Pressure Sensor Technology Comparison

In terms of pressure sensor technology, all pressure pressure transducers operate on the principle of converting a pressure change into a mechanical displacement, or deformation. Deformation of the sensing element is then converted into an electrical signal that is processed by the measuring system. Types of pressure transducers available in the field, either individually or in combination, are mechanical, capacitance, strain gauge piezoresistive, Piezoelectric, thin- film and quartz gauge. This article discusses how each of these types of pressure transducers operates and what are their advantage and disadvantage

Pressure Sensor Technology of Bourdon tube

Mechanical methods of measuring pressure have been known for centuries. The first pressure gauges used flexible elements as sensors. As pressure changed, the flexible element moved, and this motion was used to rotate a pointer in front of a dial. In these mechanical pressure sensors, a Bourdon tube, a diaphragm, or a bellows element detected the process pressure and caused a corresponding movement.

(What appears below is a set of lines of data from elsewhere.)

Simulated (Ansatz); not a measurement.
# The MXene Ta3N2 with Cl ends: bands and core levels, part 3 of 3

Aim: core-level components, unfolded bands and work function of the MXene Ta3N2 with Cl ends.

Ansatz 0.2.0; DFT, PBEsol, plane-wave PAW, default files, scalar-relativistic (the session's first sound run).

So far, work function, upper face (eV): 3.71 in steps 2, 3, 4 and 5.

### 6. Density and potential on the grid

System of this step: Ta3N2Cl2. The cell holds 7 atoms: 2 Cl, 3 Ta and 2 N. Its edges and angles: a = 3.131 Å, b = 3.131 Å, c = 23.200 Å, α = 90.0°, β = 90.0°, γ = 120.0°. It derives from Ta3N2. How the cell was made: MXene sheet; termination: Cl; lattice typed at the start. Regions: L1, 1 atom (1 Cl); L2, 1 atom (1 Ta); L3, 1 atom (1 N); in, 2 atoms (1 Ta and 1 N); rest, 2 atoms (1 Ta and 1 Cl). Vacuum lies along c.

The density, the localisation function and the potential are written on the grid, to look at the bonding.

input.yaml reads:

A bourdon tube is C-shaped and has an oval cross-section with one end of the tube connected to the process pressure. The other end is sealed and connected to the pointer or transmitter mechanism. To increase their sensitivity, Bourdon tube elements can be extended into spirals or helical coils. This increases their effective angular length and, therefore, increases the movement at their tip, which in turn increases the resolution of the transducer (Figliola and Beasley, 1991).

Designs in the family of flexible pressure sensor elements also include the bellows and the diaphragms, Fig.1.1. Diaphragms are popular because they require less space and because the motion (or force) they produce is sufficient for operating electronic transducers. They also are available in a wide range of materials for corrosive service applications (Omegadyne, 1996).

After the 1920s, automatic control systems evolved in industry, and by the 1950s pressure transmitters and centralized control rooms were commonplace. Therefore, the free end of a Bourdon tube (bellows or diaphragm) no longer had to be connected to a local pointer, but served to convert a process pressure into a transmitted (electrical or pneumatic) signal.

At first, the mechanical linkage was connected to a pneumatic pressure transmitter, which usually generated a 3-15 psig output signal for transmission over distances of several hundred feet, or even farther with booster repeaters (Omega, 1996). Later, as solid-state electronics matured and transmission distances increased, pressure transmitters became electronic. The early designs generated dc voltage outputs:10-50 mV, 0-100 mV, 1-5 V (Omega, 2003), but later were standardized as 4-20 mA dc current output signals.

However Gauges with bourdon tubes are still the most common pressure measuring devices used today. They combine a high grade of measuring technology, simple operation, ruggedness and flexibility with the advantages of industrial and cost-effective production. Needing no external power supply, bourdon tube gauges are the best choice for most applications.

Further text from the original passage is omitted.